# An isomorphism of fiber bundles

algebraic-topologyfiber-bundles

I am studying Algebraic Topology and struggling with isomorphism of fiber bundles, which is not explicitly defined by the professor. So what I am looking for is an explicit defintion of this.

The definition of fiber bundles he uses is as follows:

A continuoius map $$p:E\rightarrow B$$ between topological spaces is a fiber bundle if for every $$x$$ in $$B$$ there exist

i) an open neigbhourhood $$U$$ of $$x$$ in $$B$$

ii) A topological space $$F$$

iii) a homeomorphism $$h:p^{-1}(U)\rightarrow U\times F$$

such that $$p=\pi_U\circ h$$ where $$\pi_U$$ is the projection onto $$U$$.
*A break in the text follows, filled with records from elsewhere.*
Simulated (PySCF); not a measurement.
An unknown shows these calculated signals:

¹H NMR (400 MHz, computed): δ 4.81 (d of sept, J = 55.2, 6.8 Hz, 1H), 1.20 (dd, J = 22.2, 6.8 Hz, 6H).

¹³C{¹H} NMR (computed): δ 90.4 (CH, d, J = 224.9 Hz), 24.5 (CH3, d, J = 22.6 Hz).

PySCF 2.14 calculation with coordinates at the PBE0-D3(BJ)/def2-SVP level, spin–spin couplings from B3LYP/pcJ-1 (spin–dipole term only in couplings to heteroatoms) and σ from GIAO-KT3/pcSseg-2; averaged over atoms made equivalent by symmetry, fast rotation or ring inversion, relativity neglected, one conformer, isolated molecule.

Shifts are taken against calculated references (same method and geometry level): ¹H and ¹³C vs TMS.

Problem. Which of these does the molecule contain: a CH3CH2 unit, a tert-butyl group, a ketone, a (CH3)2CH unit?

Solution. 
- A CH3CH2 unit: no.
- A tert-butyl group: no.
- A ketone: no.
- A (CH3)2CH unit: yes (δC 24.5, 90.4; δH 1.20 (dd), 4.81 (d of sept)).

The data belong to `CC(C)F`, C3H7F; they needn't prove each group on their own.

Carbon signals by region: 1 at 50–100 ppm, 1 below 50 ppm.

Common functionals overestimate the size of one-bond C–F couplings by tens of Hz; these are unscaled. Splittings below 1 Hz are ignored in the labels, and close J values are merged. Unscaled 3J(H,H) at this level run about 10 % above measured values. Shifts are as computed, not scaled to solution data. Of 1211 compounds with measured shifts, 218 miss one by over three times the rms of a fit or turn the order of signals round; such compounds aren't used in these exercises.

Note that the prof is vehement about not using the term "fiber bundle" for a "total space".

Now, I know there is a category theory approach to this definition which some people have told me is simpler. But as someone who has little knowledge of category theory, I would appreciate a topological definition of isomorphism of fiber bundles and perhaps some correponding intuition.

Two fiber bundles $$p_1:E_1\rightarrow B$$ and $$p_2:E_2\rightarrow B$$ with the same base space $$B$$ are isomorphic if ther exists a homeomorphism $$g:E_1\rightarrow E_2$$ such that $$p_2\circ g=p_1$$ Then, $$g$$ is called an isomorphism of fiber bundles $$p_1$$ and $$p_2$$.